Don’t Hurry “Sundown”

Don’t Hurry “Sundown”

Yoshiko Chuma’s dance marathon

These days tracking the “downtown” arts scene means keeping up with Manhattan artists who are colonizing formerly obscure pockets of Brooklyn. You climb up from the L or F, get your bearings, then pitch off in some direction guaranteed to land you in a desolate industrial zone. As a woman often traveling alone at night, I’m sometimes uncomfortable in these situations. Mercifully, Yoshiko Chuma’s “Sundown”—performed by The School of Hard Knocks, Irish step dance expert Jean Butler, and seven trombonists including composer Christopher McIntyre—allowed viewers to arrive and depart any time during its 3-10 p.m. run. The marathon length is just one of several similarities to Kabuki theater.

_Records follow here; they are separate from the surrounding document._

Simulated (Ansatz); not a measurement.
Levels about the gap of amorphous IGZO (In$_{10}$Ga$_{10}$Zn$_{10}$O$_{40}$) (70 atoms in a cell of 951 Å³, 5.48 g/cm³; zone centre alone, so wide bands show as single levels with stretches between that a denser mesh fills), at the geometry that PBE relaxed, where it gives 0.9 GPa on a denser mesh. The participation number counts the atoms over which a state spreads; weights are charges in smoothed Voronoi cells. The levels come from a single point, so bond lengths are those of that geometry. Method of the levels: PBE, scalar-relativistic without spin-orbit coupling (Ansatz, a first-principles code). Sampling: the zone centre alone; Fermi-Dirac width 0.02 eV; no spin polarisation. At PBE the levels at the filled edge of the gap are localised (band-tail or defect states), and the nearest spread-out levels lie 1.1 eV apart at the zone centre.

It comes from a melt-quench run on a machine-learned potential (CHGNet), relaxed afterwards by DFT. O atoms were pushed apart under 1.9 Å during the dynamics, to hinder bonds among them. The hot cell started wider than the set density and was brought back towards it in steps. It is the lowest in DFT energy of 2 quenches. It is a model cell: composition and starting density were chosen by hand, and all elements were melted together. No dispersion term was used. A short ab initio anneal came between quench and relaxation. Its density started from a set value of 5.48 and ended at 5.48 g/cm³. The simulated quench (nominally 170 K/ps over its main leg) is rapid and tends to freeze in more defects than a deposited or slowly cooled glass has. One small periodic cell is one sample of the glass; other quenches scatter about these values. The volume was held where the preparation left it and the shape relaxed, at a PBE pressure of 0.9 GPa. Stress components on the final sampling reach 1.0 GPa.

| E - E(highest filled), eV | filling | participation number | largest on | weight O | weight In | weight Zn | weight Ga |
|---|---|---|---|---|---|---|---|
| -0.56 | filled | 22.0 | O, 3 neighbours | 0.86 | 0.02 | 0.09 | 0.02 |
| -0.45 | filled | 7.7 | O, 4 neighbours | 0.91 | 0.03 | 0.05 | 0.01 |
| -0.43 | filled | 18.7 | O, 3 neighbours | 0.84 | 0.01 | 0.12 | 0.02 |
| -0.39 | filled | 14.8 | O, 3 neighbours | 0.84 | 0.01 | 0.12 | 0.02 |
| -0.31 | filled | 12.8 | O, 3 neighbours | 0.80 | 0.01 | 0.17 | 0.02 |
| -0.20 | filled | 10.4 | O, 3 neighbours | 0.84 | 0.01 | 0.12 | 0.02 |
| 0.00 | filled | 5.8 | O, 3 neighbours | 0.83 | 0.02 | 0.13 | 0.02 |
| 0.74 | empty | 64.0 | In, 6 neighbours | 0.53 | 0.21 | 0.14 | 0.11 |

Arriving near 6 p.m. with a plan to leave around 7:30, happily avoiding the afternoon heat, I still had enough daylight to enjoy the stroll past Carroll Gardens’ tidy brownstones on my way to Issue Project Room’s art space—a renovated industrial silo hard by the Gowanus Canal. When sated with my chosen slice of “Sundown,” I’d be free to leave with the summer evening still available. At IPR’s modest entrance, I was immediately given directions to a glass of sake— alcohol has become the one must-have amenity for “new audiences” at dance shows in recent years—but it was up to me to choose where to sit to watch events unfold.

Bypassing the refreshments, I quickly spotted Chuma and dancer Christopher Williams amid the small trees, weeds, and gravel of IPR’s enclosure. They were maneuvering one of the seven seven-foot cubes designed by Ralph Lee and deployed in the yard and inside the silo. As I joined a few viewers seated on plastic chairs, the muffled wail of trombones reverberated from within the silo’s performance space. Looking like a kid in pajamas and pigtails, the choreographer softly dipped, flapped, and backpedaled through the gravel and dust, moving her arms in a kind of accelerated tai chi. A gull glided toward the canal. Chuma lifted the cube high, lowered it, then silently motioned for us to rise. We must have looked uncertain because a crewmember quickly translated—“Inside. Air-conditioning.”

At first I resented having to leave the breeze, the rough greenery, the sky and its promise of sunset, and Chuma’s earnest calm, for the confines of the silo’s tiny, darkened upstairs room. The sound—accompanied by a trombonist, Butler raining a torrent of Irish footwork upon a hapless piece of wood–felt assaultive. Later on, I’d fall hard for her complex, fierce dancing as well as McIntyre’s handsome clan of black-clad trombonists. Next some of Chuma’s dancers threw open the shades, uncovered a rectangular hole containing stairs to the floor below that figured into a captivating promenade of exits and entrances.

Call it Kabuki stripped down for postmodern sensibilities. The little hidden staircase became a hana-michi (flower path or runway), as one by one, dancers repeatedly climbed its steps, then crossed the room as expressionless as mechanical targets on a track, or like Bunraku puppets. Williams especially—in his see-through women’s blouse and soft ballet slippers—evoked the cross-dressing tradition of Kabuki. The dancers’ bent-knee glides were pure Kabuki—with hands resting lightly on the tops of their thighs, eyes unfocused, the dancers kept their heads absolutely level and still. Although it might seem simple to achieve, this hana-michi movement is difficult to perfect and maintain. The cast received help for it from traditional Japanese dancer Mitsuru Tamazuka.

There were variations—a dancer twisting a hand in a uninflected wave, or executing a shallow bow from the upper back, or with forearms cocked up and stiff hands pointed downward, waggling his or her head like a dog. The path took each dancer out the front door and down to ground level so as to be able to climb back up through the trap door again. Sometimes one or more returned with prop in hand—a metronome, umbrella, or clock—or wearing fabric wrapped about the head.

In addition to Chuma and Williams, the excellent dancers included Ursula Eagly, Steven Reker, Saori Tsukuda, and Ryuji Yamaguchi. The trombonists were McIntyre, Joe Fiedler, Jacob Garchik, Curtis Hasselbring, Richard Marriott, Steve Swell, and Peter Zummo.

“Sundown” was a living collage of shifting locations and participants, deconstructed and reconstructed sets, and overlapping movement, sound, and video, executed over time as well as space. Some vague noodlings aside, my 90-minute slice contained enough agreeable bits and mesmerizing passages to make me seriously wonder what goodies I missed before 6 and after 7:30.